Probably the most unexpected "Talgo" train so far.

This is a Talgo II set (Design of 1955, by American Car Foundry), more sophisticated than the Design of 1949 (Talgo-ACF) which RENFE used from 1950 to 1972.

This Talgo set was built for the New York, New Haven & Hartford Railroad in 1956, and ran on the Shore Line (New York-Boston) from 1957 to around 1960, as a commercial experiment. The core idea was to test various lightweight trains (Talgo, Train X, Aerotrain...), with a view to purchasing 30 to 40 sets of the best-proven type.

Sadly, the sharp downturn in passenger mainline traffic which occured in the late-50s nipped all those bright plans in the bud.

After some years of idleness of various sidings, the whole NH fleet was sold to the Ferrocarril de Langreo (Spain), a private Railway focused on Coal and Iron Ore Trains from Laviana to Gijon (Asturias).

This was the only non-urban Spanish railway built to standard gauge (1435mm-4ft8in), which often led this company to look for second-hand rolling-stock from the US.

The NH fleet consisted in 5 3-car sets. These were bi-directional, unlike the Design of 1949, and were very close to Talgo III of 1964 in many aspects. Both end cars had one wheelset only, whereas the intermediate car had two of these, as current TC7z-706 or AVE-102 40x Cafeteria cars.

The whole NH fleet was shipped to Gijon in late-1964.
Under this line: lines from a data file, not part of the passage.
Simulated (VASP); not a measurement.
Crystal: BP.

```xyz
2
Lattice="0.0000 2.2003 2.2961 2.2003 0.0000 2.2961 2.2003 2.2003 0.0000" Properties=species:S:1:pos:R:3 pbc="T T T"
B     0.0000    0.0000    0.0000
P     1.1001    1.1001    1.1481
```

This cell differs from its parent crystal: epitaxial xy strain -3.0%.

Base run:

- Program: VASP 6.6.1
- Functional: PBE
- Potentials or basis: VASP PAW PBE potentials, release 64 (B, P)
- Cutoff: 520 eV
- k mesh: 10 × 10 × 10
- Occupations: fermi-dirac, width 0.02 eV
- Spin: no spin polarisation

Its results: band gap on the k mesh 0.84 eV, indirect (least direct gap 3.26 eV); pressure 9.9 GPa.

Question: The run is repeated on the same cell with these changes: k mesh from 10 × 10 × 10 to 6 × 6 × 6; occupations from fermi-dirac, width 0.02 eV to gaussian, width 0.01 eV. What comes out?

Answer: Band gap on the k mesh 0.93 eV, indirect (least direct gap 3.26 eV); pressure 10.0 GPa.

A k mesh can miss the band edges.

Unfortunately, those cars had been designed by ACF for America only, and thus encroached into Talgo Patentes SA rights on Talgo wheelsets in Spain.

So, in order not to pay any royalties to Talgo, the Ferrocarril de Langreo had to look for a substitute system. So, it ordered single-axle, Schienenbus-style trucks from MAN, which one can very easily notice on that pic.

All in all, those second-hand Talgo trains were used well below their potential, taking some 2 hours just to run over 50km of derelict tracks, while DMUs were faster. In 1973, the FC de Langreo was absorbed by FEVE, which rebuilt the Gijon-Laviana line to metric-gauge in 1983.

Most of the fleet was then sold to individuals, who have used them as second homes or for farming.

Only one set was preserved for a while, on some sidings in Gijon. Unfortunately, it wholly went up in smoke in the mid-80s, as an executory for enraged shipyard workers....

This pic was taken at some time in the 70s. Carbodies were already in a declining condition.